Both the Lobster Thermidor and the Asian-style Lobster were delicious, giving my wife and me a chance to compare which way of cooking suited lobster better, European or Asian. The cheese perfectly accented the flavor of the meat in the Thermidor, and the lobster being fresh, it was no surprise that the meat was tender as can be. Traditionalists will definitely enjoy the lobster cooked this way, while those with more adventurous palates should try the Asian-style lobster. Cooked with coconut milk, lemongrass and chili, it gives diners a whole new perspective when they look at lobster. The lobster meat still tender and succulent, the coconut milk and chili gave a Southeast Asian twist to the already delectable lobster. If made to choose between the two though, I would pick the lobster, Asian-style.

The Cove sets a pretty good table, with Chef JoeMike, Food and Beverage Manager Douglas Berido, Daisy, Bert, Christian and the very efficient staff, cooks and all, working together to give guests a great culinary experience. As a matter of fact, a lot of people, me included, can honestly say that the food at The Cove Seafood Restaurant rank among the best in Cebu.

Food writers really have a tough job, weeding out the good from the bad, the bland from the flavorful, and writing about it. Chef JoeMike and his staff has made my job in this instance very easy, serving me and my wife a fantastic meal, and making our visit to The Cove a memorable one. I may not be an Anton Ego, the critic in “Ratatouille”, but I find myself paraphrasing him: “I will be returning to The Cove soon, hungry for more!”

Pinoy Pleasers

Walk into a restaurant that offers Filipino food and more often than not, you’ll find crispy pata on their menu. Having that, there’s also a big possibility that the crispy pata’s younger brother, the lechon kawali, will also be included in the menu.

The crispy pata has long been a popular food in the country. Simply put, it’s just the pata, or thigh, of a young pig, seasoned with salt, pepper and marinated in vinegar, or is it the other way around? It’s then dumped in a pot of boiling oil and deep-fried for as long as it takes to cook. The lechon kawali is practically the same thing: a portion of pork belly prepared the same way, and cooked the same way.

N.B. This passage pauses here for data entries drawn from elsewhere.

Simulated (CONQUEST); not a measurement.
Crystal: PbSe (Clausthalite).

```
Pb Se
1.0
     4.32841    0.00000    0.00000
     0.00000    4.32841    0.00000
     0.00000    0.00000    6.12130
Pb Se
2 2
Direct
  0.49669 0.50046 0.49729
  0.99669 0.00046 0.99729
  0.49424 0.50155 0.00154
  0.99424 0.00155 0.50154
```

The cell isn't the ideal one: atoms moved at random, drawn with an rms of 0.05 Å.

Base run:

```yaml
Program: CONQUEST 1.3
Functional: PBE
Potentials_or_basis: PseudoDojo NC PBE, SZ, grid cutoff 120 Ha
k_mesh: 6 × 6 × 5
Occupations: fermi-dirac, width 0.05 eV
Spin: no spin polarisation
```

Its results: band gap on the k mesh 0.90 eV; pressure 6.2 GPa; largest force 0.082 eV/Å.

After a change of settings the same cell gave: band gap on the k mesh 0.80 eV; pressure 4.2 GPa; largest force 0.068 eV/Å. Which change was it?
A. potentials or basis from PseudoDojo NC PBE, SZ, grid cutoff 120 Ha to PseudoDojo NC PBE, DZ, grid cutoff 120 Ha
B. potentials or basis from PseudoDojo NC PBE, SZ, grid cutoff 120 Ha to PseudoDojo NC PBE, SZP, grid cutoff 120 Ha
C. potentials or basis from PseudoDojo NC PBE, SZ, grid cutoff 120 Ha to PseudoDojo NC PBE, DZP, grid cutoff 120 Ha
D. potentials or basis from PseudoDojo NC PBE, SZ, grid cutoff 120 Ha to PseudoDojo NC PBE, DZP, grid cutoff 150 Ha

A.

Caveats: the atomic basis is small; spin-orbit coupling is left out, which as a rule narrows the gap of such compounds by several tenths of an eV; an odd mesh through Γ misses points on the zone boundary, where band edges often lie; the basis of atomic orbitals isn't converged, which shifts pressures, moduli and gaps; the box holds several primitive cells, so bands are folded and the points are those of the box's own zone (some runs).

But just what is it about these two dishes that they always have to be served in a place that offer Filipino dishes? Perhaps it’s the contrasting textures one gets when biting into a slice: the crispy pork skin, the tender meat, and the fatty region in between. Or maybe it’s the taste of the tender meat and skin dipped in a mixture of vinegar, soy sauce, Philippine lemon, red peppers, garlic cloves and onion bits: meaty, yet sour, sweet and spicy all at the same time. Or is it because these two dishes are typical of the way Pinoys love food, simple yet satisfying? Or maybe, just maybe, it’s all of the above.

SerJos, at the ground floor of Mango Park Hotel along Mango Avenue, is not exactly a purely Filipino restaurant. As a matter of fact, about half of their menu feature international dishes, but among the Filipino dishes they do serve, the crispy pata and lechon kawali certainly stand out.

SerJos’ crispy pata is definitely a no-brainer for lovers of Pinoy food. Unlike the oily and not-so-crispy examples found at other establishments, the crispy pata at this restaurant is cooked and served the way it should be. It’s dry on the outside, with almost no trace of oil, and very juicy on the inside. The skin is crispy, yet not cooked too long that it becomes as crunchy and tough as chicharon. The meat itself has a slight crust from being deep-fried, but it serves to keep the juices in. Expect the same thing when you order the lechon kawali. Crisp, yet tender and juicy when you bite through the thin crust that is the result of deep-frying. On their own, these dishes already taste good, but a drop or two of the vinegar-soy sauce mixture can make things more interesting, especially when you throw in a lot of red chili peppers into the mix. As viands, both the crispy pata and lechon kawali are perfect with rice for a great meal. As bar food, however, these two can serve as fantastic pulutan for beer or hard liquor.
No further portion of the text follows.